What happens when nodepool.spec.template.nodeClassRef changes?

Node hash recalculation triggers, and cache is flushed for that nodepool

https://github.com/kubernetes-sigs/karpenter/pull/1420/files#diff-3fff53ac08298c9ad8e732e5fdeda2aea5018bc888160d6fa5fb432f4aad9f78R68

Now that kubelet setting moved to nodeclass, this requires an update

Based on this, it seems that change in nodeclass spec is not supposed to trigger the hash recalculation, to avoid the unnecessary drift.

In this case, cache will be updated first time the node of this nodepool/instancetype comes up with updated allocatables

ellistarn · 2024-07-16T18:50:04Z

pkg/utils/sharedcache/sharedcache.go

+limitations under the License.
+*/
+
+package sharedcache


Why not just inject this into the controller at initialization time like we do with our other caches?

Something like this?

I've tried it at first but the amount of changes seemed too much. What do you think, what's better?

I don't like the amount of layers we have to pass the thing around, and all the changes to all the tests etc, which makes this change much bigger than necessary

It's how we do things today, in the codebase. We wire dependencies around explicitly, rather than global singletons or a DI framework.
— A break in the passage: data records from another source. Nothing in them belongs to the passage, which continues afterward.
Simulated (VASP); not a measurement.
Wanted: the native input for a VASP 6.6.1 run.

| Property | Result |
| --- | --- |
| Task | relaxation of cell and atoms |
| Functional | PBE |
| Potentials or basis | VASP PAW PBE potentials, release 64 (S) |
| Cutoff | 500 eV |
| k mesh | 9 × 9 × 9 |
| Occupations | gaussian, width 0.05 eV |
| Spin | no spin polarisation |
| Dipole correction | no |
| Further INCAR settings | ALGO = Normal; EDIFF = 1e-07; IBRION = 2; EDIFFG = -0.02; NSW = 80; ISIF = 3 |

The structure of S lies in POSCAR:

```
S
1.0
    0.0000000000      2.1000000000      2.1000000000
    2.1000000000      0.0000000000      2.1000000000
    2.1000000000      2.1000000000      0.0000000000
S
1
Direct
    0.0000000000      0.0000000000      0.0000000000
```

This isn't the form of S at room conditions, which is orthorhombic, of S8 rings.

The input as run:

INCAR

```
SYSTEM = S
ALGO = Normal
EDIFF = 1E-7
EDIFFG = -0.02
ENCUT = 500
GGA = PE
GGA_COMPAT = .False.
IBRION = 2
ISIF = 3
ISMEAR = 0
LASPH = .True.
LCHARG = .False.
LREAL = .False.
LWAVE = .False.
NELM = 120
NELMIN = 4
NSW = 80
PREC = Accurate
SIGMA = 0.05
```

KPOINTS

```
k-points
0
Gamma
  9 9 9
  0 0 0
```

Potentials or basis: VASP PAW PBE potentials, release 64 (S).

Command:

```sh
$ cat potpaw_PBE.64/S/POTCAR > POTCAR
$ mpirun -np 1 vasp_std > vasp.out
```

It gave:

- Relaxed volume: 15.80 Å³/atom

Usually you can just instantiate it as part of the parent class's constructor. If used in multiple places, we wire it up as needed.

Understood. I definitely want to follow existing practices.

Can you review https://github.com/BEvgeniyS/karpenter/pull/2/files then? I'll just push the changes to this branch if it's correct

updated this PR to use injection

ellistarn · 2024-07-16T18:51:02Z

pkg/controllers/provisioning/scheduling/nodeclaim.go

@@ -251,10 +252,22 @@ func filterInstanceTypesByRequirements(instanceTypes []*cloudprovider.InstanceTy
 		fitsAndOffering:         false,
 	}

-	for _, it := range instanceTypes {
+	for _, it := range n.InstanceTypeOptions {


I wonder if we should collapse this code with https://github.com/kubernetes-sigs/karpenter/pull/1379/files, which aims to solve this type of problem

I think this might lead to referring instanceType provider from more packages than it really needs to be referred from...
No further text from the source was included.